As you’re setting the cranberry sauce on your Thanksgiving table, consider the category of cranberry-based products. One company comes to mind as the undisputed category leader: Ocean Spray.
Ocean Spray was a deliberate act of category design. In 1930, three cranberry growers found the key to expanding the fruit's success was to build out their category ecosystem. They went on a mission to unite as many cranberry growers as they could into a single cranberry-growing family. After forming a cooperative, Marcus Urann, John Makepeace and Elizabeth Lee then went on to create innovative products ranging from cranberry sauce to cranberry juice and dried cranberries. The co-op now includes over 700 growers from North and South America. Ninety years after creating the category, Ocean Spray accounts for about 80 percent of global raw cranberry purchases.
In the book Play Bigger, co-authored by CDA Partner Kevin Maney, the concept of a category ecosystem is introduced. Winning categories have ecosystems that support the growth of the category. In the 1920s, when Clarence Birdseye invented the category of frozen food, he had to build out an ecosystem to make it work, including train cars with freezers and freezers for grocery stores. Good category designers marshal all the forces they need to make a category come alive.

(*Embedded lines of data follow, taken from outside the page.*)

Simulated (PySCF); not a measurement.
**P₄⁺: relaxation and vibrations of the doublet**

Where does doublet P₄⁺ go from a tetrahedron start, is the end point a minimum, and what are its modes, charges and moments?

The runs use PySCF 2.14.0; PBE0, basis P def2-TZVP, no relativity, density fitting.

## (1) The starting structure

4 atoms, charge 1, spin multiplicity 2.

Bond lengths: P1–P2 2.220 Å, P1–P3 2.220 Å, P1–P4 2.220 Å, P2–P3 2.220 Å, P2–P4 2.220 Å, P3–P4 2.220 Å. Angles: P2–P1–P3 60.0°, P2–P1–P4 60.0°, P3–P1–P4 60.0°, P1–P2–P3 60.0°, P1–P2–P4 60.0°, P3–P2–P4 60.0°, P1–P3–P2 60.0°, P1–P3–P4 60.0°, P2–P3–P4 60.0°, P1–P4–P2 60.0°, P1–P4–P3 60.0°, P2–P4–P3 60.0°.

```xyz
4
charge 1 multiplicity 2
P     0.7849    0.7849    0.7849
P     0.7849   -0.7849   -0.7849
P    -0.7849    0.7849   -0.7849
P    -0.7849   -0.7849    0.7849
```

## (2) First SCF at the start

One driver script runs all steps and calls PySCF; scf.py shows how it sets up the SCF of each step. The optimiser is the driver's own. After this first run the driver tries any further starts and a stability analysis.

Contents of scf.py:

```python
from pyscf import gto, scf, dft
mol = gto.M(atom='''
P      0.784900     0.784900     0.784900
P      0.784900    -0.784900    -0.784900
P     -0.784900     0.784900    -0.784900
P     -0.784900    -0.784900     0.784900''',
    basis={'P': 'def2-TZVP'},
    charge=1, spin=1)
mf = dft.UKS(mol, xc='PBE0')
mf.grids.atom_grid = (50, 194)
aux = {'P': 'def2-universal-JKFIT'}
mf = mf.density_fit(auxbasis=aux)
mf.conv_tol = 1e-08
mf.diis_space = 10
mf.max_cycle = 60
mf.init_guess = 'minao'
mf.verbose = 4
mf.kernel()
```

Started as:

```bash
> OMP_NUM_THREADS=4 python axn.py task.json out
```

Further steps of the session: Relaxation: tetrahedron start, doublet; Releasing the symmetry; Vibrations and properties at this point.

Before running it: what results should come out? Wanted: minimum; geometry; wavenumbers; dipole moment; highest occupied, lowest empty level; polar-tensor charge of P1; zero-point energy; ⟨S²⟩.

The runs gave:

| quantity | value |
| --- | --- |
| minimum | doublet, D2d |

When we work with clients, we often find that if we’re stuck understanding what the category looks like, we introduce several tools. The category blueprint, even if just sketched on a whiteboard, often helps. We also look at a persona study so that we know who the category is directed at, and a category ecosystem so we know who else will play in that space. These tools can help break through barriers and inform the team about the category dynamics.
As we celebrate Thanksgiving, we should also celebrate these incredible category designers. 400 million pounds of cranberries are consumed by Americans each year. Twenty percent of that is during the week of Thanksgiving. That’s 80 million pounds!
Happy Thanksgiving from the partners of Category Design Advisors. We’re thankful for all of you who are spreading the category design discipline.